The drawbacks of the new CBA

Updated: November 23, 2011, 11:32 AM ET
By Buster Olney

There are three ways for teams to acquire high-end talent, an AL executive said Tuesday afternoon in the hours after the new labor agreement was announced:

1. Teams can invest in free agents, as the Philadelphia Phillies did with Cliff Lee, and as the New York Yankees did with CC Sabathia.

2. They can make trades, as the Boston Red Sox did for Curt Schilling and Josh Beckett.

3. They can go after amateur players, choosing them in the draft or signing them in the international markets.

The San Diego Padres had a payroll of about $46 million last year; the Pittsburgh Pirates and Tampa Bay Rays were at about $42 million; the Cleveland Indians were close to $50 million; the Kansas City Royals at about $40 million. There is virtually no chance that those and other teams with small- and medium-sized budgets will ever be able to pursue free agents at the stratosphere that Sabathia, Lee, Prince Fielder, Albert Pujols and other elite talents exist. And there is no chance that clubs like the Royals, Pirates, Rays, etc., would trade for those types of players, because the cost in prospects and in a required contract extension would be too exorbitant.

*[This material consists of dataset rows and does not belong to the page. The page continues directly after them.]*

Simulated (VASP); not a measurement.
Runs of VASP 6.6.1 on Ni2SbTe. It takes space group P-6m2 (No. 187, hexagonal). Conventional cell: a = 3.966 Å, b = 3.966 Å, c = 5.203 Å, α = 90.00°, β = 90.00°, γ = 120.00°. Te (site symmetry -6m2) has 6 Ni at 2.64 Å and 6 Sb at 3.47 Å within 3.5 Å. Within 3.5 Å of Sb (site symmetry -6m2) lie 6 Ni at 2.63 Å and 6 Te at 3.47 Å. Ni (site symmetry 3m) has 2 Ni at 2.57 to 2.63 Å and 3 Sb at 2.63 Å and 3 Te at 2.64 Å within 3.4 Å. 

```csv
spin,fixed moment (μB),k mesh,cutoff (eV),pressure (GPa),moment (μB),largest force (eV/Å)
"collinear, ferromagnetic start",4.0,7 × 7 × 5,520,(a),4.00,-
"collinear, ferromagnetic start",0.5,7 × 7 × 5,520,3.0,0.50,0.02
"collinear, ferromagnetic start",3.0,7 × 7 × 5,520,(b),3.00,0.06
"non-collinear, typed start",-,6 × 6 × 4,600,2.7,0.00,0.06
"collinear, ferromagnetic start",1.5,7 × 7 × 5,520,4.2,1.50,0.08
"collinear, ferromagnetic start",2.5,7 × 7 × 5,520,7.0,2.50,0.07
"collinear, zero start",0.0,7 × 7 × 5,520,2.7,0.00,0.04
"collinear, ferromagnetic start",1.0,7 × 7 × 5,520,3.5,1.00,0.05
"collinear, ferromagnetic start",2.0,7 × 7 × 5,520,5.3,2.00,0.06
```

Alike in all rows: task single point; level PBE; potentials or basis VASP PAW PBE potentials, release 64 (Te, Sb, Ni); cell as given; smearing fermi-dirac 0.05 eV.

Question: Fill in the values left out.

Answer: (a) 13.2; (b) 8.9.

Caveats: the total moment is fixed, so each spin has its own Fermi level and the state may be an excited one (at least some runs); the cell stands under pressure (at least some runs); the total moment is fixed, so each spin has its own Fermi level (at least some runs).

The pursuit of amateur players was viewed by many of the "have-nots" as the one avenue through which they could try to compete with the Yankees, Red Sox, Phillies and other teams, and maybe even beat them. But in the eyes of many executives, the structure of the new draft rules -- with its caps on draft and international signings -- will work against the teams with small and medium-sized budgets.